The Youth Massacre Outside Florida
The five cities with the highest number of murders in 2017 combined to match the Parkland shooting in just three days.
The tragic loss of 16 students and one coach from one high school in a single incident is bound to dominate the news for days. But who knew that the five cities with the highest number of murders in 2017 combined to match that terrible total in just three days?
Chicago led the way with 650 murders last year, and while Baltimore was second with 343, its per capita total of 55.8 per 100,000 residents was the highest in the nation among its 50 most populous cities. As Baltimore partisans were quick to point out, though, St. Louis, whose steady population decline has put it outside that top 50, had an even higher murder rate of 65 per 100,000. It matters little — the vast majority of the cities on the list have been run by Democrats for decades. So where’s the outrage?
Bear in mind that many of these cities have stringent gun laws. But while the Left’s answer is to blame guns, there’s truly much more to the story. One key element is the issue of gangs: “Some young men take precautions appropriate to Beirut, circling their home block three or four times in search of any person or car that is out of place, before they will park,” writes Washington Post columnist Michael Gerson. “Others must be smuggled out of the city to avoid revenge killings.” A lucrative drug trade and a lack of respect for human life are clearly fertilizing these killing fields.

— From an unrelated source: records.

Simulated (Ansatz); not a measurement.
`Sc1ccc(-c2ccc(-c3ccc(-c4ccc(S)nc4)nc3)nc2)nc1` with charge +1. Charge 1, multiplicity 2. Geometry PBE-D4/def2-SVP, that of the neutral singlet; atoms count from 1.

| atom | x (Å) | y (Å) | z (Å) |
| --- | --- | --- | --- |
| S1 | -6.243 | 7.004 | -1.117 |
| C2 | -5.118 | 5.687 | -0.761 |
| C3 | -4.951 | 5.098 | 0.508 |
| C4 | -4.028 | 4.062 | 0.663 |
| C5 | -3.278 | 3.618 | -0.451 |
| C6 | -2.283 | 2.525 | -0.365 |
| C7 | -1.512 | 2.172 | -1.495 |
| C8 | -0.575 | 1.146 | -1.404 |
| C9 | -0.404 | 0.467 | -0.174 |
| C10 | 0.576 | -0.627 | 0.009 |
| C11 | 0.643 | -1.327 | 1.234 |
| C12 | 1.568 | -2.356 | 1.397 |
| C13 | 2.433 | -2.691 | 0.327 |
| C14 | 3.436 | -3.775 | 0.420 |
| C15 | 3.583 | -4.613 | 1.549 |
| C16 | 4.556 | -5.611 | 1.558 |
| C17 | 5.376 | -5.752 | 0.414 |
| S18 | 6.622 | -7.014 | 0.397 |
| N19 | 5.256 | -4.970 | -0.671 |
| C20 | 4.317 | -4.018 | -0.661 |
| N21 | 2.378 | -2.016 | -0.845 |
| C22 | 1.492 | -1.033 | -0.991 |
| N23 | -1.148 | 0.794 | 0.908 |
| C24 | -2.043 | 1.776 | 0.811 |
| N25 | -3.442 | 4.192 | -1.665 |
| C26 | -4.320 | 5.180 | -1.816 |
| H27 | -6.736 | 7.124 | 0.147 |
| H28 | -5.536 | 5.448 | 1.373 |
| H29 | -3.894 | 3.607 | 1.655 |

Yet too often among these “war zones within the borders of America,” young men grow up without a dad. Whether that’s because the father has left the mother voluntarily (or was never really “with” her in the first place), has since been imprisoned, or was a victim of violence himself doesn’t necessarily matter — the issue is the lack of positive male influence in the these children’s lives.
As marriage and family expert Suzanne Venker points out about divorce, “More often than not, children lose contact with their fathers — for two reasons. One, mothers remain the default custodial parent in the average American divorce and thus retain most of the control. Second, it is usually women who consider themselves the aggrieved party, as evidenced by the fact that wives initiate 70 percent of divorces.” She continues, “The unfortunate result is that some divorced mothers use any opportunity to undermine their children’s relationship with their father or, if not that, dismiss the significance of a father’s role.”
Government fosters this behavior with its longtime financial encouragement of single motherhood through generous welfare programs — some “Great Society” that’s turned out to be. Popular culture has done likewise with the “girl power” theory that men aren’t even necessary to raise children. If your male role model is the drug dealer on the corner or the violent protagonist of a hardcore video game, it’s likely that your disagreements are being settled with bullets, not banter. These kids will get the guns, by hook or by crook.
Democrat-run urban poverty plantations are the petri dishes of this lab experiment to create a society where life is disposable. But those who prosper from this politically would rather blame the NRA and tell us how its money and influence won’t allow for “common sense” gun legislation that invariably includes restrictions on the purchase and possession of firearms. It doesn’t matter that the NRA badly trails a number of left-wing groups in terms of annual spending on political activism — the Left needs a convenient scapegoat.
As Mark Alexander wrote Thursday, Democrat “common sense” is a non sequitur.
The kids at Marjory Stoneman Douglas High School have been omnipresent in the media since the day of the shooting, and their plight is inspiring them to march and protest for gun control — which leftists are more than happy to exploit. That, however, is not the issue. As we find out more about the perpetrator and his story, we find out there were many missed opportunities for intervention from school officials and law enforcement that could have prevented this. But there are thousands of shooters and victims in America’s inner cities, most of whom you’ll never hear about from the 24/7 crisis media. Media reporting or no, we can’t address the problem unless we reverse the policies that created it.